I am not sure whether the noble Lord, Lord Beaumont, has got the point about the apprentices quite right. The point is that Lord Donaldson said that apprentices, because of their long-term apprenticeships, should have the opportunity of leaving at the age of 18, but not others who are not apprentices and who should be required to serve for a further three years. I think we felt that this was a distinction which would prove difficult to justify and might lead to trouble, and that it would be better to put everybody on the same footing. There are, of course, arguments both ways, but this is the conclusion to which we came. The noble Lord, Lord Beaumont, asked me whether, if Service recruitment got better, and particularly in the Royal Navy, we could speed up the process of getting the Navy into line with the other Services. Of course that is so, and we shall do that as quickly as we can.

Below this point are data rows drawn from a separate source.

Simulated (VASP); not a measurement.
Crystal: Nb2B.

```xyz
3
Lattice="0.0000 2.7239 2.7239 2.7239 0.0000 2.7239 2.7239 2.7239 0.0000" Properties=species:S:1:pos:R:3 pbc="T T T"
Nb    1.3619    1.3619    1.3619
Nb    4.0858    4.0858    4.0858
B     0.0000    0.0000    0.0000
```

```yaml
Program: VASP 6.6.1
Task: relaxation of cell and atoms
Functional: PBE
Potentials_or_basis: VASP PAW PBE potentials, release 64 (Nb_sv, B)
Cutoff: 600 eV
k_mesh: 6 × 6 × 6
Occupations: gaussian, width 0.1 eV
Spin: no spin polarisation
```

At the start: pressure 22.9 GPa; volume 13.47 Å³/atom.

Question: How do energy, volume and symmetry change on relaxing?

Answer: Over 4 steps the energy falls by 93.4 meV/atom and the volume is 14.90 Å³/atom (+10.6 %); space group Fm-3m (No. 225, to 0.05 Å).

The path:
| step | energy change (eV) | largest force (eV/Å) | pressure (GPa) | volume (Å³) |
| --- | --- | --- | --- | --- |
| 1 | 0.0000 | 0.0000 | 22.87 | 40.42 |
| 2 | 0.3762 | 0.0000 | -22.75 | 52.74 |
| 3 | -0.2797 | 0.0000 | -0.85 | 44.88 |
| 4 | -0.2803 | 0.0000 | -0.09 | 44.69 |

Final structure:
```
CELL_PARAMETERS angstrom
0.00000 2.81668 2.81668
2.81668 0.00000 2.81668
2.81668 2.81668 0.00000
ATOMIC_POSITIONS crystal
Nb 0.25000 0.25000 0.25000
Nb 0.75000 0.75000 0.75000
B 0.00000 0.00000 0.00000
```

§ LORD BEAUMONT OF WHITLEYMy Lords, I think I did get the point, and I am sorry if I was not lucid in my intervention. I was merely making the point that if the two groups should be brought into line, as I agree they should be, it was the non-apprentices who should be brought into line with the proposals for the apprentices, and not the other way round.
§ LORD BROCKWAYMy Lords, as one who took some initiative in raising this issue in the House, may I first thank the noble Lord for his Statement? As a Back-Bencher I must put my comments in the form of questions. I should like to ask the noble Lord whether he is aware that those of us who have given evidence to the Donaldson Committee are tremendously 128 appreciative of the way in which they have considered these questions? Is it not clear that that Committee, representing both the Defence Departments and others, have reached a compromise on this matter? May I ask the noble Lord whether he will enable us to debate this issue, because obviously it is impossible to deal with it by question and answer.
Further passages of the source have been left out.